Interactive Jobs¶
Allocation¶
salloc
is used to allocate resources in real time to run an interactive batch job. Typically this is used to allocate resources and spawn a shell. The shell is then used to execute srun
commands to launch parallel tasks.
"interactive" QOS on Perlmutter and Cori¶
Perlmutter and Cori have an dedicated interactive QOS to support medium-length interactive work. This queue is intended to deliver nodes for interactive use within 6 minutes of the job request.
Warning
On Cori, if you also have access to Cori GPU nodes, ensure that the cgpu
module is not loaded before submitting interactive jobs to Cori Haswell or KNL nodes. Otherwise, the salloc
command will fail with the following error message:
salloc: error: Job request does not match any supported policy.
salloc: error: Job submit/allocate failed: Unspecified error
Warning
On Perlmutter, if you have not set a default account, salloc may fail with the following error message:
salloc: error: Job request does not match any supported policy.
salloc: error: Job submit/allocate failed: Unspecified error
Perlmutter GPU nodes¶
salloc --nodes 1 --qos interactive --time 01:00:00 --constraint gpu --gpus 4 --account=mxxxx
When using srun, you must explicitly request for GPU resources
One must use the --gpus
(-G
), --gpus-per-node
, or --gpus-per-task
flag to make the allocated node's GPUs visible to your srun
command.
Otherwise, you will see errors / complaints similar to:
no CUDA-capable device is detected
No Cuda device found
When requesting for an interactive node on the Perlmutter GPU compute nodes
One must use the project name that ends in _g (e.g., mxxxx_g) to submit any jobs to run on the Perlmutter GPU nodes. The -C (constraint flag) must also be set to GPUs for any interactive jobs (-C gpu
or --constraint gpu
).
Otherwise, you will notice errors such as:
sbatch: error: Job request does not match any supported policy.
sbatch: error: Batch job submission failed: Unspecified error
Perlmutter CPU nodes¶
salloc --nodes 1 --qos interactive --time 01:00:00 --constraint cpu --account=mxxxx
Cori Haswell¶
salloc --nodes 1 --qos interactive --time 01:00:00 --constraint haswell
Cori KNL¶
salloc --nodes 1 --qos interactive --time 01:00:00 --constraint knl
Limits¶
On Cori, users in this queue are limited to two jobs running on as many as 64 nodes for up to 4 hours. Additionally, each NERSC project is further limited to a total of 64 nodes between all their interactive jobs (KNL or haswell). This means that if UserA in project m9999 has a job using 1 haswell node, UserB (who is also in project m9999) can have a simultaneous job using 63 haswell nodes or 63 KNL nodes, but not 64 nodes. Since this is intended for interactive work, each user can submit only two jobs at a time (either KNL or haswell). KNL nodes are currently limited to quad,cache mode only. You can run only full node jobs; sub-node jobs like those in the shared queue are not possible.

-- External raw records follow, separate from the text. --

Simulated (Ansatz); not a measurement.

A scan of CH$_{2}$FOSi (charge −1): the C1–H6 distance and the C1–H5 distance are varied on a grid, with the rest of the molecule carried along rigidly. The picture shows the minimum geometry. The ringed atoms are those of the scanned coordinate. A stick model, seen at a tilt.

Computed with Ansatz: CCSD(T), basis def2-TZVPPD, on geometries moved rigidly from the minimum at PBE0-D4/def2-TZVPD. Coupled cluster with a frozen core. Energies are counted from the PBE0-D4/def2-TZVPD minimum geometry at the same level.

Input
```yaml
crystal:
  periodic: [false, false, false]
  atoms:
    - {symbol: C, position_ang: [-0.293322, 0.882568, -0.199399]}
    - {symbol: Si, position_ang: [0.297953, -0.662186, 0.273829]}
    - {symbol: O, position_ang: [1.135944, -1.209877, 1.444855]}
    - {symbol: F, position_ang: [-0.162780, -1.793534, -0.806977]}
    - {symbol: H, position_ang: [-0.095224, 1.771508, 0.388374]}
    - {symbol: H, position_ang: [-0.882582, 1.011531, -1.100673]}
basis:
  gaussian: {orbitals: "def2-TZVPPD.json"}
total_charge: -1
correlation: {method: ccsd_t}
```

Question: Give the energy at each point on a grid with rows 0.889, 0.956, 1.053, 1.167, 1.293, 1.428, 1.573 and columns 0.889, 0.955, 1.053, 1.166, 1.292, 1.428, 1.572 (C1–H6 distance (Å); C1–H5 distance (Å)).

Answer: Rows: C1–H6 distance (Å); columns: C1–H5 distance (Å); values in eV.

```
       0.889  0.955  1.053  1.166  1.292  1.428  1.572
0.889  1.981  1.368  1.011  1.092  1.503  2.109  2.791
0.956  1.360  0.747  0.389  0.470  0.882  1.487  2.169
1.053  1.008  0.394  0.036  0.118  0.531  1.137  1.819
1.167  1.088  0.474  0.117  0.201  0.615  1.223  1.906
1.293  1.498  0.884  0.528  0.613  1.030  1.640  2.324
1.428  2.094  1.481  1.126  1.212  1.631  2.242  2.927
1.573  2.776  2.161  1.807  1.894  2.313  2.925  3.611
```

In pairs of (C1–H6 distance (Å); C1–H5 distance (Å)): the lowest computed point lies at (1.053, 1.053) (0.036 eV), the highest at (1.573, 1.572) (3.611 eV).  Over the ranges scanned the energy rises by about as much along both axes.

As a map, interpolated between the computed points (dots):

We have configured this queue to reject the job if it cannot be scheduled within a few minutes. This could be because the job violates the single job per user limit, the total number of nodes per NERSC allocation limit, or because there are not enough nodes available to satisfy the request. In some rare cases, jobs may also be rejected because the batch system is overloaded and wasn't able to process your job in time. If that happens, please resubmit.
Since there is a limit on number of nodes used per allocation on Cori, you may be unable to run a job because other users who share your allocation are using it. To see who in your allocation is using the interactive queue on Cori, you can use
squeue --qos=interactive --account=<project name> -O jobid,username,starttime,timelimit,maxnodes,account
Please coordinate with your group members on provisioning interactive resources for your project if you find that others' usage precludes yours.
You can see the number of nodes that in use (A for allocated) or idle (I) using this command
$ sinfo -p interactive --format="%15b %8D %A"
ACTIVE_FEATURES NODES NODES(A/I)
knl 2 0/0
haswell 192 191/1
knl,cache,quad 190 65/124
Cori "debug" QOS¶
A number of Haswell and Cori compute nodes are reserved for the "debug" QOS, which has a designed quick turnaround time due to the 30-minute wall time limit, the low limit on number of nodes (64 on Haswell, and 512 on KNL), and the low run limit (2 each on Haswell and KNL per user).
The "debug" QOS is intended for code development, testing, and debugging. One common application is to submit a batch interactive job via the salloc
command, such as:
salloc -N 32 -C haswell -q debug -t 20:00
When the requested debug nodes are available, the job will land on the head compute node of the allocated compute nodes pool, and the srun
command can be used to launch parallel tasks interactively.
To run debug jobs on KNL nodes, use -C knl
instead of -C haswell
.
You can run only full node jobs in the debug QOS; sub-node jobs like those in the shared queue are not possible.